On Thursday, the partially nationalized Royal Bank of Scotland (RBS) released figures from end-of-year 2012 revealing losses worth £5.97 billion, or $9 billion.
The bank's fourth quarter losses were 44 percent higher than they were during the same time in 2011. The recent sour numbers can be attributed in part to the bank setting aside a large amount of cash to pay customers who were mis-sold insurance and interest-rate hedging contracts and associated fines, The Associated Press reports. RBS allotted £1.8 billion to compensate these customers and paid £381 million in penalties for manipulating the London Interbank Offered-Rate, commonly known as LIBOR, which is used globally to determine mortgage and credit card rates.
RBS Attempts to Pacify Its Biggest Investor
Faced with sobering figures, RBS announced it will sell assets and scale down on investment banking. By bailing out the bank during the financial crisis, the British government acquired an 82 percent stake in RBS.
After announcing this year's losses the Scottish financial organization said it plans to sell a portion of Citizen Financial Group through an initial public offering in 2015. In addition, RBS will curtail investment banking activities and cut jobs, according to The New York Times.
The moves come after the British Chancellor George Osborne urged the bank on multiple occasions to divert its focus to lending in the U.K., The Wall Street Journal reports. RBS CEO Stephen Hester expressed his approval of the bank veering its activity primarily towards British clients.
In addition, RBS will likely float shares of 315 branches in Britain. Santander, an automotive financing company, was expected to purchase these assets but backed out in October, Reuters reports.
"RBS is four years into its recovery plan," said CEO Stephen Hester in statement released on Thursday. "And good progress has been made. We are a much smaller, more focused and stronger bank. Our target is for 2013 to be the last big year of restructuring."
Hester stated the re-privitization of the bank will occur within the next few years, according to The AP. Much attention has been given to the time frame set out by Hester because it would lift the burden on taxpayers before the next parliamentary election in 2015.
Despite last quarter's significant losses, RBS also saw the strongest profit margins since the crisis. Operating profits reached £3.5 billion, up from £1.8 billion the year before.
While the bank's recovery over the past few years has been relatively positive, the British government may soon start selling a portion of its shares of RBS, even at a loss, to beat the general election, The New York Times states. Some lawmakers have said they would prefer distributing shares to the public.
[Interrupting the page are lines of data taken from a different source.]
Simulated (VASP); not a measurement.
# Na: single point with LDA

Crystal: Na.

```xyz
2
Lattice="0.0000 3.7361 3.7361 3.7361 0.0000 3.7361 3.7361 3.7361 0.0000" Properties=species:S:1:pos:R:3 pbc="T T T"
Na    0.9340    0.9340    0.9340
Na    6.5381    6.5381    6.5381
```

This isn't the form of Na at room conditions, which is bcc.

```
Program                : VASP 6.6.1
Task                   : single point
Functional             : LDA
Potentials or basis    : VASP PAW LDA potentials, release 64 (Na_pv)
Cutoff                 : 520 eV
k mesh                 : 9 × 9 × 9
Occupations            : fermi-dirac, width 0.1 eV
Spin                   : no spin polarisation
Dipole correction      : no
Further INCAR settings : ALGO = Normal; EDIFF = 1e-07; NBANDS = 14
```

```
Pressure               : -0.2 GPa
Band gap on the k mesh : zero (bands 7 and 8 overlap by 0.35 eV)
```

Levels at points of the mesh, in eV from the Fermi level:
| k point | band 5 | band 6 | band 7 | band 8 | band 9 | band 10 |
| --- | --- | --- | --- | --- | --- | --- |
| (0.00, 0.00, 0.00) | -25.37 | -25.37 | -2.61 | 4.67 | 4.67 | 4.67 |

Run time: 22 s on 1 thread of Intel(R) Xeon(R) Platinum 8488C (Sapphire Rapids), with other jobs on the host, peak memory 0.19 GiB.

RBS stock, which dropped 7 percent on Thursday, is still selling at roughly half of what the government paid for it.
Rebuilding a Reputation
RBS is only one of many banks struggling to regain its footing after the crisis in 2008.
'"Along with the rest of the banking industry we faced significant reputational challenges,'" Hester said, as quoted by The New York Times. "We are determined to overcome the cultural and reputational baggage of precrisis times with the same focus we have applied to the financial cleanup from that era."